Arvind Ravikumar: Right. Those are usually for safety reasons and how certain operations work. Those are normally regulated by putting an annual cap on venting emissions. So if you have a facility, this is how much gas you produce—every facility will have a cap on how much they can vent.
The other part—which is the leaks and where new technologies come in—is typically regulated through a process called “leak detection and repair.” What this basically means, is operators are required to go out on their facilities and look for leaks periodically. In some jurisdictions, it's once a year. In some of the places it can be 12 times a year. The way it's done is often using something called infrared cameras. These are basically like handheld camcorders and they operate very much like any other camera would, but they operate in an infrared region because that's where you can make methane visible.
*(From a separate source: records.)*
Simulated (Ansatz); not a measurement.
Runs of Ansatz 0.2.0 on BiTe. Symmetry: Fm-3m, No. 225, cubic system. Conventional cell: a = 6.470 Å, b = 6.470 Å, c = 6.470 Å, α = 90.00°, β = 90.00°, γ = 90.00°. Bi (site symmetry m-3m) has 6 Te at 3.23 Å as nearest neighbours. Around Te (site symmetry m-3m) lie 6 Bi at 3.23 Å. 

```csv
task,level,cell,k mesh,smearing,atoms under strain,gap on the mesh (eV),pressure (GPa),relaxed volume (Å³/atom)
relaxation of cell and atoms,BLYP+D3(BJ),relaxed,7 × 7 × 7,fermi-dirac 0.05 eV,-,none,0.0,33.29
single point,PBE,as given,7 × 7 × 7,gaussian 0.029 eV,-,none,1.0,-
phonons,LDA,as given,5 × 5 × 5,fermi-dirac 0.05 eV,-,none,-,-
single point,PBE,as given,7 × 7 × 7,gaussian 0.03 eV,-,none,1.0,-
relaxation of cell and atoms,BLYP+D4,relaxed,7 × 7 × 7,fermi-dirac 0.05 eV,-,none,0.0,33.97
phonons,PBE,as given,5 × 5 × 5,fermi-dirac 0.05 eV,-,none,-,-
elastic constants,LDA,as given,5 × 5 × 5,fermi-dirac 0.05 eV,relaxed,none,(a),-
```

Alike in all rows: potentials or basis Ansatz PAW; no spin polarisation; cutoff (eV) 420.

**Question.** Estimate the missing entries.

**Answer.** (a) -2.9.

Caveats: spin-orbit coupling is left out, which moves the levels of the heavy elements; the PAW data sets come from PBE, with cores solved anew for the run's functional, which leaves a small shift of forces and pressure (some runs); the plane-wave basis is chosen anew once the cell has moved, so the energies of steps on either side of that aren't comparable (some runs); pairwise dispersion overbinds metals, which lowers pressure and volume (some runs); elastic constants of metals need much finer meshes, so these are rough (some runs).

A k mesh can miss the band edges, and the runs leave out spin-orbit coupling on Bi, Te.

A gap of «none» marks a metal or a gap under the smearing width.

Typically, two people walk around the facility with a camera in their hand looking at every single piece of equipment that's there and seeing if any of them are leaking. It works. It has good sensitivity and operators can usually find most of the leaks in the facilities. The problem is it's very slow.
Daniel Raimi: Right.
Arvind Ravikumar: I mean, a facility, for example—two people can finish five to six facilities or well sites in a given day. So if you're looking at hundreds and hundreds of facilities, that's a long time. And if the regulation is that you have to do it 12 times a year (or once a month), that becomes a lot of physical manual labor and that exponentially increases the costs of doing these surveys. The key goal for leak detection and repair programs going into the future is how to reduce the cost of doing these surveys and how best to automate it as much as possible, so there's not as much manual labor involved.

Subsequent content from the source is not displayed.